Although most Europeans have high social status, the role of the petit
francais is ambiguous. Although the government is not explicitly pushing
Africanization of the civil service, it is to be expected that Europeans will
disappear from government offices in the coming years. There still remains a
handful of "colonists"-men who have made their career in the Ivory Coast as
planters, merchants, lawyers and doctors. Until recently, this group played an
active part in the political life of the Ivory Coast, at first in opposition
to, later in cooperation with, the governing political party, the African
Democratic Rally (Rassemblement Democratique Africain-RDA). There are also
some Belgians, Swiss, Spaniards, Haitians, Americans, and an increasingly
large diplomatic corps.
Major Languages
According to the early work of Maurice Delafosse, the Ivory Coast has
over 60 different languages. This is probably the highest per capita rate of
any West African country and perhaps even the highest absolute figure (with
the possible exception of Nigeria). All the African languages spoken are
classified in Greenberg's Niger-Congo language family. Of the eight major
branches of that family, which are only distantly related to each other, four
are represented in the Ivory Coast: Atlantic, Mandingo, Voltaic (or Gur), and
Kwa (see table 2). The distribution of these four branches corresponds
closely, but not exactly, with the four cultural regions. Hence languages,
such as Senoufo, Mande, Abron, Nzima and Krou, cross political borders.
Agni, Baoule, Senoufo and Malinke-Bambara-Dioula are the languages spoken
by the largest single groups, the first two in the southeast, the latter two
in the north. The variant of Malinke-Bambara-Dioula, known as Kangbe, has
become a lingua-franca in southern trading areas. Probably no single language
is spoken by more than a half-million speakers in the Ivory Coast. However,
the Agni and Baoule dialects are to some extent mutually intelligible.
Most of the languages correspond to the ethnic group of the same name.
However, where groups lie on the boundary of two cultural circles, their
language may belong to the neighboring linguistic group. Because in many cases
those languages have been inadequately studied, linguists often disagree about
the exact membership of the language. The Krou languages reflect the same
confusion as does the Krou ethnographic picture. The Vai languages of the
Mande-tan group seem to link northeast Ivory Coast archaic groups with some in
Liberia far to the west. The Lagoon languages show less relationship to each
other than do the other groups, and recent studies have linked Adioukrou,
formerly thought a lagoon language and spoken by a Lagoon Cluster people, to
languages of the Atlantic group whose major center is far to the west of the
Ivory Coast.
French is spoken throughout the Ivory Coast. All schools are conducted
from the beginning in French, and the quality of spoken and written French
among the educated is quite high. It is also spoken by many others, especially
in urban centers and by men. Written material is almost exclusively available
in French, which is the only official language and the language of
administration and the National Assembly.
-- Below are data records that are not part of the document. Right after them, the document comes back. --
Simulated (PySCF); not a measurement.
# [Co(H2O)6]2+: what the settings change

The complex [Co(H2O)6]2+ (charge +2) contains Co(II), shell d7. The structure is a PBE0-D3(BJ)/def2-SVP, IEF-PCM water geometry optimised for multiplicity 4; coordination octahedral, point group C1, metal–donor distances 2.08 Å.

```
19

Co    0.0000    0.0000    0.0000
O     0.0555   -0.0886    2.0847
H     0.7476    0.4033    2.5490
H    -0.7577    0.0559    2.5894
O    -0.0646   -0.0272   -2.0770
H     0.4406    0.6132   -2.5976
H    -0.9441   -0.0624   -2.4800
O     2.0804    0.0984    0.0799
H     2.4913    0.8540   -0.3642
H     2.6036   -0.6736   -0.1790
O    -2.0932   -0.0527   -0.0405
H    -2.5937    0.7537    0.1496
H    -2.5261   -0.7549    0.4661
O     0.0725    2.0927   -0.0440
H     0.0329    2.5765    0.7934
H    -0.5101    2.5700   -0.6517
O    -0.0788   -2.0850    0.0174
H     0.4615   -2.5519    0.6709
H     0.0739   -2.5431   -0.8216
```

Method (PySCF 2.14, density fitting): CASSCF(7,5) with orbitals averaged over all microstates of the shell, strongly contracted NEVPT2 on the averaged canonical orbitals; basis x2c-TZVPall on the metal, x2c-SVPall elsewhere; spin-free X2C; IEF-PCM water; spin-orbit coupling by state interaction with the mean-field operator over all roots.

Biblical texts, however, are available in Agni, Baoule, Alladian, Ebrie,
Attie, Dida, Krahn, Malinke and Adioukrou. The government has in recent years
issued some fundamental educational material written in African languages,
using an adapted Latin phonetic script. There are no vernacular newspapers,
but there are vernacular radio broadcasts and a flourishing popular theater in
African languages, particularly Agni and Baoule.
Arabic is taught in the Koranic schools, but its use is mainly among the
Lebanese and Syrians. Other African languages in use are Mossi and Gourounsi
(of the Voltaic group), Fanti (of the Akan subgroup of the Kwa), Ewe and Fon
(both Kwa) and Wolof (an Atlantic language). These are spoken principally by
persons of these ethnic groups among themselves.
Most Africans are multilingual, even in the rural areas, especially if
these areas are involved in the money economy or are the site of heterogeneous
populations. It is not uncommon to meet Africans who can speak or understand
five or six languages, including French. English is rare, even among the most
educated, although the government is presently encouraging its study in
secondary schools.
Government Ethnic Policy
The Ivory Coast Government considers racism to be one of its most serious
internal problems. The government and the RDA have often pointed to the
particular difficulties of the Ivory Coast because of its multiplicity of
groups.
Historically, the multiplicity was so extreme that the RDA, when it was
organizing as an opposition party against French colonial rule, felt forced
to organize its basic village or town-quarter units not on a geographic basis
but on an ethnic basis, thus the "Baoule committee of the RDA in a given
town." This distinguishes the RDA of the Ivory Coast from all other sections
in Africa. In 1959 the Prime Minister of the Ivory Coast and Secretary-General
of the RDA recognized this as a serious error and urged the reorganization of
the RDA on a geographic basis. That same year, the newly founded youth section
of the RDA, the Jeunesse Rassemblement Democratique Africain de la Cote
d'Ivoire (JRDACI), passed resolutions urging the same.
[See Table 2.: Division of Languages in the Ivory Coast]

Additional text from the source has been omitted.